Scientists Say They Know Where MH370 Is—Just as Money Runs Out to Find It - With $150 million spent looking in the wrong place, scientists are now sure they know the right place. But will Malaysia fund a new search? - By Clive Irving 01.05.17 1:02 AM ET

<snip> The chance discovery of debris, beginning in the summer of 2015, has transformed the quality of the information available for the calculations. For the first time there was physical evidence, and it brought a new confidence to the analysis that could not be achieved using computer simulations alone. Although all the pieces of debris were thousands of miles apart when they washed up they had—obviously—all started their voyage at the same place, the X point. Not just at the same place, but at the same time. The time was already known, and that has become essential to the new calculations.

Looking at the distribution of the debris, the scientists realized that—given access to data already gathered by a number of ocean-monitoring organizations across the world—it could be possible to create a picture of the exact state of the seas in that region of the southern Indian Ocean as they were in March 2014 and extend it for months afterward into other parts of the Indian Ocean.

<snip> One of these was our own National Oceanic and Atmosphere Organization, NOAA, and very early on it was NOAA that provided a breakthrough. At any one time the agency has many hundreds of buoys, called GDP drifters, scattered across the world’s oceans collecting data on sea conditions and behavior—including data that has helped to build a detailed picture of climate change.

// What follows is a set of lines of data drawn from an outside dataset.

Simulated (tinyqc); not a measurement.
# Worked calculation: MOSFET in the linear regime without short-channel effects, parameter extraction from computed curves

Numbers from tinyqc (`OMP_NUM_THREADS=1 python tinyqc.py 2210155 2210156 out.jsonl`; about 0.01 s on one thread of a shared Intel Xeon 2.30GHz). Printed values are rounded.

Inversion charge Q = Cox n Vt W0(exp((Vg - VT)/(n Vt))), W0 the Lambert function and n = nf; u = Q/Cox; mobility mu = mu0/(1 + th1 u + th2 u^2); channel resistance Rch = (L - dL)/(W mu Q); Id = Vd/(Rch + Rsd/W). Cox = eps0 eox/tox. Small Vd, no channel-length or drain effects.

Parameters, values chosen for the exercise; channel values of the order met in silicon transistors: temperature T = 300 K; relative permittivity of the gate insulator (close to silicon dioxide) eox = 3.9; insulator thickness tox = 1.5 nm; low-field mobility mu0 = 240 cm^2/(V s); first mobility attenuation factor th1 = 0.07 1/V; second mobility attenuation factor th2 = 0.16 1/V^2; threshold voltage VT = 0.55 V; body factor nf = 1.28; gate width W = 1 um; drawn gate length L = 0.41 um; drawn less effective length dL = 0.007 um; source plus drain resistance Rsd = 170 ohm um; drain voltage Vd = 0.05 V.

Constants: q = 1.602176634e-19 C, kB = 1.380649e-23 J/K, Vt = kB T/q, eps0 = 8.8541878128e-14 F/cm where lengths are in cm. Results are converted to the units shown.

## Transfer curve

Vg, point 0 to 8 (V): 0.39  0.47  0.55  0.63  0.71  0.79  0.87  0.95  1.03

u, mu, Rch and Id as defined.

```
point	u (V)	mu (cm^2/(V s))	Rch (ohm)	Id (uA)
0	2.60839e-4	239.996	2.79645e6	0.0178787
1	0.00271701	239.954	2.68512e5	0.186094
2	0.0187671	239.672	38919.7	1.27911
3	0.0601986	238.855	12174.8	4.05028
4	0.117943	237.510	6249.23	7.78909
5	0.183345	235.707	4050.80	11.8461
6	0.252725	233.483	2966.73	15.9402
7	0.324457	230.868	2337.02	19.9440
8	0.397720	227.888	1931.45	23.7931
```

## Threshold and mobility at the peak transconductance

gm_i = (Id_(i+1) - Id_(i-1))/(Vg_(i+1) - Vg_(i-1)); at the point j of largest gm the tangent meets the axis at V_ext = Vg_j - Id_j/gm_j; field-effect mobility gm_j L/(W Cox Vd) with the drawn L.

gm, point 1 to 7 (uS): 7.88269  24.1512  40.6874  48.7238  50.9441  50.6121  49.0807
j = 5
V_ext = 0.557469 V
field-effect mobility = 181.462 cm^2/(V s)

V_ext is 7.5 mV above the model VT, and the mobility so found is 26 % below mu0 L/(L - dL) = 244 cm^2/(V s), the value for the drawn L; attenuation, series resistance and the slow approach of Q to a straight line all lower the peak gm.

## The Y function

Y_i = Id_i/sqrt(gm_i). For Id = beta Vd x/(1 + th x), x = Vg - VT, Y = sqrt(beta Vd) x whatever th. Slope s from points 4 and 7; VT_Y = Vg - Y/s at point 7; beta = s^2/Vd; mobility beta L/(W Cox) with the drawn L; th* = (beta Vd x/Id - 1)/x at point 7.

When the Australian scientists began trying to recreate the forces at work in the area of the 7th arc in March 2014 they realized that by pure luck there were at that moment two NOAA drifters in the water at the northern end of arc. Their data, once retrieved, revealed that there were strong influences that would have steered debris north and west—away from the coast of Western Australia and toward Africa. (NOAA has since donated 10 drifters to the project as well as complete access to its huge archive of data.)

A second break came in June 2016, with the discovery of one of the largest pieces of debris, a wing flap, on a beach of Pemba Island, off the coast of Tanzania. Its significance was not just related to the tracking of the paths taken by debris.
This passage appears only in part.